MATH301 Hilbert Spaces
MATH 301 extends the techniques of linear algebra and real analysis to study problems of an intrinsically infinite-dimensional nature. A Hilbert space is a vector space with an inner product that allows length and angles to be measured; the space is required to be complete (in the sense that Cauchy sequences have limits) so that the techniques of analysis can be applied. Hilbert spaces arise frequently in mathematics, physics, and engineering, often as infinite-dimensional function spaces. They are indispensable tools in the theories of partial differential equations, quantum mechanics, Fourier analysis (with applications to signal processing and heat transfer) and many areas of pure mathematics including topology, operator algebra and even number theory.
The course will introduce students to the basic techniques of functional analysis in the context of Hilbert spaces and linear operators on Hilbert spaces. The course will be grounded in applications to Fourier analysis, spectral theory and operator theory, will reinforce the students' understanding of linear algebra and real analysis, and will give them training in modern mathematical reasoning and writing.
This paper is particularly relevant to Mathematics and Physics majors.
MATH 201 (Real Analysis) and MATH 202 (Linear Algebra).
The paper will cover the following topics:
- Inner-product spaces, the Cauchy Schwarz inequality and the norm
- Cauchy sequences and completeness, examples of Hilbert spaces
- Normed spaces and bounded linear operators
- Closed subspaces and orthogonal projections, convexity and least squares approximation
- Orthonormal bases and the reconstruction formula
- The Fourier basis and Fourier series
- Compact self-adjoint operators
Dr Timothy Candy, room 216, phone ext 7781, firstname.lastname@example.org
Monday at 12pm (all weeks), Wednesday at 12pm (all weeks) and Friday at 9am (on weeks 9, 11, 13, 18, 20, 22) in room MA241.
1 hour per week: Thursdays 3pm in room MA241.
Exercise sets will be posted chapter by chapter as we cover the relevant material in class. If you get stuck on a question, ask about it in the tutorial first, then seek further help if needed.

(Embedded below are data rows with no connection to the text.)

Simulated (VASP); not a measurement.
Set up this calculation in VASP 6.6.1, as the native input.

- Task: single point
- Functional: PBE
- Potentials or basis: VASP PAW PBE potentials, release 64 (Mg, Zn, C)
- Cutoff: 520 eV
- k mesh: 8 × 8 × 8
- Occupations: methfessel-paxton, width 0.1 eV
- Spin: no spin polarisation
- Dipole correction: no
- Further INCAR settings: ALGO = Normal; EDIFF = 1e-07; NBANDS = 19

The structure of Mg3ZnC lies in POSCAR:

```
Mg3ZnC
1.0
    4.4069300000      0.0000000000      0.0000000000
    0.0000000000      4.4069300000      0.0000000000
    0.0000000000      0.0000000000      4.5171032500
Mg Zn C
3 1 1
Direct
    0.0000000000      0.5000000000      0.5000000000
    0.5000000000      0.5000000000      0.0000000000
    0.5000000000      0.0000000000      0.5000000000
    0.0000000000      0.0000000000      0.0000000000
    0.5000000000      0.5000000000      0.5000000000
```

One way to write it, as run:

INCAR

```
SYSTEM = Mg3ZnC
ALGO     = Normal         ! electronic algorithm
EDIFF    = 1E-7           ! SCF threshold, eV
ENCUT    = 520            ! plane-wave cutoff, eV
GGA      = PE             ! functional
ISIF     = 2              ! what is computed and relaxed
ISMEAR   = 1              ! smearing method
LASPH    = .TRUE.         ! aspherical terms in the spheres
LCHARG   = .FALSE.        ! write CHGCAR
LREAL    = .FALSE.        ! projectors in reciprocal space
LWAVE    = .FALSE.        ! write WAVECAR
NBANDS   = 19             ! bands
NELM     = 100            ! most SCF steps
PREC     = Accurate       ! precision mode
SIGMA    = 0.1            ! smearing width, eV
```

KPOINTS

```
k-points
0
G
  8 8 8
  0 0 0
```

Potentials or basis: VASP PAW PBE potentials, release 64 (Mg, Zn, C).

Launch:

Internal assessment is made up of 50% from 3 assignments and 50% from a midterm test in class.
Assignments and writing mathematics
In the assignments (and the test and exam!), marks will be awarded for correct working, logical setting out, appropriate explanations and presentation — and not just the final answer. The aim of this is to develop your technical-writing skills and for you to learn to present mathematics in a professional way. So pay attention to neatness, grammar, clarity of argument, use of notation and so forth. You should be writing in sentences and paragraphs, just like we do in class.
Your final mark F in the paper will be calculated according to this formula:
F = max(E, 7E/10 + (3A + 3T)/20)
- E is the Exam mark
- A is the Assignments mark
- T is the Tests mark
and all quantities are expressed as percentages.
Students must abide by the University’s Academic Integrity Policy
Academic integrity means being honest in your studying and assessments. It is the basis for ethical decision-making and behaviour in an academic context. Academic integrity is informed by the values of honesty, trust, responsibility, fairness, respect and courage.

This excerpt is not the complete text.